I have a scarcity mindset when it comes to time. I’m constantly thinking about how long something will take and the opportunity cost of doing that thing vs. another thing. But the joke here is that worrying about how I’m spending my time probably causes me to waste more time. The opportunity costs paralyse me, and so instead of doing something productive, I get stuck doing nothing.
Let’s do some maths then, and figure out how much time I actually have. At the time of writing this, I am 27 years old. The male life expectancy in the UK when I was born was 77 years. So I can expect to live for 50 more years. That is 18,262.5 days or 438,300 hours.
If we assume 8 hours per day sleeping on average and another 4 hours for administrative type tasks (cooking, cleaning, washing etc.) then we have 219,150 hours left. That is 219,150 hours to be spent however I choose to spend them. Now, what about work? Let’s assume I will retire at 65 (I plan to retire much earlier than that but let's set it there anyway), and that I work 229 days (255 weekdays minus 30 days of holiday) per year. I then have 8,550 working days left in my life or 64,125 hours.
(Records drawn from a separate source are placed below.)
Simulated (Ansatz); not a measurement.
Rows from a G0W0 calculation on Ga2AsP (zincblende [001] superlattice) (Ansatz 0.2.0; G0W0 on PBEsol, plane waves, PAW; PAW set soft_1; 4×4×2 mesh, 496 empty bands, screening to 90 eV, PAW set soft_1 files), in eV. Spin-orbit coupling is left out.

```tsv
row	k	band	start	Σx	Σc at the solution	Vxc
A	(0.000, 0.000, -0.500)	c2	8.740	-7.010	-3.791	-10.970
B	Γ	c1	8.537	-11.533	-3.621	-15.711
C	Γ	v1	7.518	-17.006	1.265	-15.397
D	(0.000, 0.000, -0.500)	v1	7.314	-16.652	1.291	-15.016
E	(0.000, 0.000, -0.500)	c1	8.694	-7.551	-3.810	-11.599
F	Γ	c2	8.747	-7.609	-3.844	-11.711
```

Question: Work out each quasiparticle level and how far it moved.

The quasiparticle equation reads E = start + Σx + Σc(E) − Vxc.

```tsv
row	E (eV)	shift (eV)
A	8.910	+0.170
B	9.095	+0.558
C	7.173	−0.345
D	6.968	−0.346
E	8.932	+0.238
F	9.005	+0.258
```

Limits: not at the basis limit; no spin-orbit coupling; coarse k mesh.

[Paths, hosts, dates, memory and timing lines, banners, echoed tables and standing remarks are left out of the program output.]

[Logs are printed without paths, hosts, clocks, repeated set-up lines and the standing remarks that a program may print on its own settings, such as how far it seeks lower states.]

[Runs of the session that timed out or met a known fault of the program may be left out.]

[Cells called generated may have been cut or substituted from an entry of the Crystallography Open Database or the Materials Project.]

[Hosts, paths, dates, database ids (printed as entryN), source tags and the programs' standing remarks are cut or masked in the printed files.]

So to sum up, I have 155,025 - 219,150 hours to decide what to do with. That is a lot of time. Malcolm Gladwell controversially claims it takes 10,000 hours to become world-class at something, so in theory, I can become world-class at almost 22 different things throughout my lifetime. And yet most people won’t even manage to become world-class at a single thing. You have to take away from this that most time is wasted time, so it must only take a marginal improvement in time used to have vastly larger gains. Or to put it another way, to become world-class in a topic, you only need to spend 5% of your productive time on it (admittedly, you then won’t become world-class until the end of your life) which is 36 minutes per day.
The takeaway then - there is more than enough time. Just remember you’ve got another 50 years to do stuff and everything takes time.